Don't miss
  • 2,232
  • 6,844
  • 6097
  • 134

Second Life businesses get acquired – by Second Life

By on January 22, 2009

Linden Labs has acquired two virtual goods business within Second Life.

The companies (OnRez and Xstreet SL) offer Web-based marketplaces that sell custom skins and kit for ingame avatars. For example, you buy a skin to make your character look just like Barack Obama. By web-based, I mean they exist in a browser, not in the 3D world of Second Life. According to the Linden Labs press release,

Just as e-commerce Web sites provide a complement to shopping in real life, Xstreet SL complements how Second Life Residents shop inworld – visiting 3D stores, shopping centers and malls to purchase virtual services and goods from the Residents who created them.

The key question is whether this represents a validation of Second Life as a source of real-world income or is in fact an short-term fillip that masks larger strategic issues.

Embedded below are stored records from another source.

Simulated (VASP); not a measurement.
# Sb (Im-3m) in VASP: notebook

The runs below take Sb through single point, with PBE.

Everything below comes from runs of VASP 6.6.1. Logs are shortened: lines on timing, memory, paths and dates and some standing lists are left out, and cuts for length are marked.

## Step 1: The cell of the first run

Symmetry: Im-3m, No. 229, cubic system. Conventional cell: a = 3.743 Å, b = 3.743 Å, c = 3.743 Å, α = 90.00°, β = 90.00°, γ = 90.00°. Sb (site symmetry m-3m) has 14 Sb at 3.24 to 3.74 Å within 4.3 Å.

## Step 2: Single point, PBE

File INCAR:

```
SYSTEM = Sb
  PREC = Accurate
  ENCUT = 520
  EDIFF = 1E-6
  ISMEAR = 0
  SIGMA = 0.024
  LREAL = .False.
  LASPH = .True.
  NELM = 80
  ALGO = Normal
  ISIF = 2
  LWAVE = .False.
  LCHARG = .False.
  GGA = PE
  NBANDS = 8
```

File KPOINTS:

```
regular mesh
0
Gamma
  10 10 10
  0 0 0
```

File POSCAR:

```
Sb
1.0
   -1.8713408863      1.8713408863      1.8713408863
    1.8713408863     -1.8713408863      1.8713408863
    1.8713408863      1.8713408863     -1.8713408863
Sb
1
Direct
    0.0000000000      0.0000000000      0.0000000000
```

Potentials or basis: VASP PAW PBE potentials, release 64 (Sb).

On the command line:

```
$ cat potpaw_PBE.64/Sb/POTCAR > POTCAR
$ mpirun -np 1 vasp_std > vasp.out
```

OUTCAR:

On the positive side, someone has built a business in Second Life and then sold it for cash. Linden Labs feels that by owning these marketplaces and integrating them with their own Xstreet SL platform will make a simpler online shopping experience for customers and merchants (and presumably increase revenues both for the marketplace and the sellers who use it.).

The counter-argument (put strongly at The Equity Kicker) is whether

this move signals a recognition by them [Linden Labs] that the economy inside Second Life is not going to be so huge that they can afford to cede large areas of it to other companies and still have enough left for themselves.”

My feeling is that there are elements of both. Although Second Life saw $360 million of virtual goods and services traded in 2008, this activity is slowing. Despite press attention, there are questions over the long-term strategy for Second Life (Google’s failure to make any impact with Lively has focused attention on how difficult it is to build a sustainable virtual world business).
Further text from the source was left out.